His finely-detailed endpapers are the perfect place to start. In a black-and-white full page spread he introduces an urban neighborhood. Tree-lined streets, three-story buildings, and the occasional person of interest attract attention and the beginning of a story to be told. If one is very observant, notice might be given to a 'for sale' sign in front of one of the buildings closest to the reader. Two additional spreads provide even more information: a dog sits forlornly on the front step of that home. Night falls, and the dog seeks refuge on the streets. A tipped dumpster and car traffic offer nothing. It moves on. 

The opening page of the book brings the neighborhood to life. Filled with dogs, people, a bike store, a book store, and a small boy with a big interest in the dogs he sees there. At home, he makes a case for his getting a dog. His fathers are ambivalent before sharing a complaint with him about the state of his bedroom. Keeping a red leash always at his side, he sets out to prove he can be respsonsible. He walks that leash around the neighborhood on sunny days and rainy ones. Soon, he notices that pup now living in a cardboard box. 

He has a project. He entices the pup with kindness, the dragging leash, and treats. With thoughts of the dog constantly on his mind, he helps with chores, cleans his room, and makes a pretty good case for dog ownership. To his dismay, the pup has been rescued by an animal shelter. As luck would have it, they find each other in quick time. And that, as they say, is perfect fare for kids who have dogs, and those who dream of having a dog of their own. 

Beautifully told, not one word needed. 
                                                                                   


Monday, January 23, 2023

All Through the Night: Important Jobs That Get Done At Night, written by Polly Faber and illustrated by Harriet Hobday. Nosy Crow, Penguin Random House. 2022. $23.99 ages 3 and up

 


"Hassan and Amina keep people safe 
at night. They wait in their police car, 
ready to go wherever they are needed. 

Tonight they were called because there 
was a noise in the street. 

Hassan and Amina discover that some 
garbage cans were knocked over by a 
family of foxes!

It is always interesting when children learn about what many people do at night while they are sleeping. Many have bedtime worries about monsters and other things that go bump in the night. In fact, there are numerous jobs being done while they are trying to rest up for tomorrow. 

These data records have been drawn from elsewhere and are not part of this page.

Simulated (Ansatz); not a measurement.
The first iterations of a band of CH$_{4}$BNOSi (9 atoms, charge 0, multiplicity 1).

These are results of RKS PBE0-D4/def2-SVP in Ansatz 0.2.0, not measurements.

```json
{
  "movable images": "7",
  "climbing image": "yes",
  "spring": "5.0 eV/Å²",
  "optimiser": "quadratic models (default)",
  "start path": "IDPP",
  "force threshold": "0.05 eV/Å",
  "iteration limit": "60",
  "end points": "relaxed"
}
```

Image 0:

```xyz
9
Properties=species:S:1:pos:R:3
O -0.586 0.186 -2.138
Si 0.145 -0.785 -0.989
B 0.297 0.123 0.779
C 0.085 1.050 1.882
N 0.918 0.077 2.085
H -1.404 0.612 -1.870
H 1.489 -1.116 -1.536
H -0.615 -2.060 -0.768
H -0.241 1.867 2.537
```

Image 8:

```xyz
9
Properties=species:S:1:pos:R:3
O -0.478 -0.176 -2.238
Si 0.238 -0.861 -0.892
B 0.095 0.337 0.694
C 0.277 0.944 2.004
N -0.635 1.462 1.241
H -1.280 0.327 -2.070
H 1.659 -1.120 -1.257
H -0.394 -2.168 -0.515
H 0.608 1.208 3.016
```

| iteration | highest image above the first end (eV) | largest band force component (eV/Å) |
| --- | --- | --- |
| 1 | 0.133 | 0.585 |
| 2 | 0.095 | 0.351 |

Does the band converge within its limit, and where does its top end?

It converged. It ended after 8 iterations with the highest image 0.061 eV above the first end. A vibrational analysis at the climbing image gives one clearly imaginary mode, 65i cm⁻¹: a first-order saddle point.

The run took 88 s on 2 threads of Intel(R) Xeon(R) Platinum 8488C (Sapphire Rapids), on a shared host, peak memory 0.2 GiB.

The young girl who narrates this story recognizes one of those important workers; it is her mother. As they wave goodbye, readers will see others on the street waiting for a bus, and riding a delivery bike. In the pages that follow, the author visits workplaces and talks about the work being done in quiet spaces as well as a variety of businesses that are open all night.

Sammy cleans an office; Georgio keeps a careful watch on all areas of the building he protects; Hassan and Amina keep a watchful eye on city streets to keep the public safe; Kisi offers updated news reports; and a musical trio provides entertainment for music lovers who have gathered together to listen. Perhaps listeners will have their own ideas about those doing jobs not mentioned here. 

Digital illustrations done in paint and colored pencil are filled with sky-changing colors, detailed images of an assortment of workers and scenes that show kindness and helpfulness as the hours pass. So much happens when many of us are sleeping. 

"While I am sleeping, so many important jobs  
are being done. Like my mom's!

With her big orange bus, she gets
everybody just where they need to be.
"

Kids will feel a sense of calm in learning about just some of those jobs that must be done at night. There is much to see here, and lots to discuss. It's a great read for the classroom, or as a family bedtime story. What else do people do at night?                                                                   


Sunday, January 22, 2023

The Prisoner and the Writer, written by Heather Camlot and illustrated by Sophie Casson. Groundwood, 2022. $14.99 ages 12 and up


"At the lowest point in his life,
Alfred has nothing left to lose. 
Guards follow him wherever he goes. 
They watch him day and night, even 
when he's chained to his bed, unable 
to move.

                   Unable to sleep."

It has been more than 125 years since Emile Zola wrote 'J'Accuse', an open letter to the president of the French Republic in support of Captain Alfred Dreyfus who had been wrongly accused of treason. Dreyfus was imprisoned on Devil's Island, in exile and entirely alone. Zola, well-regarded and very popular, chose to expose the injustice of the Dreyfus' trial to all who would listen. 

The attention that his letter brought to the plight of Captain Dreyfus was met with worldwide condemnation. To be tried and convicted of treason because of his Jewish heritage was abominable. Anti-Semitism was not to be tolerated. While Dreyfus languished in prison with little hope for his future, Zola continued to put pressure to have him released. Eventually, Dreyfus was pardoned and returned home to his family. 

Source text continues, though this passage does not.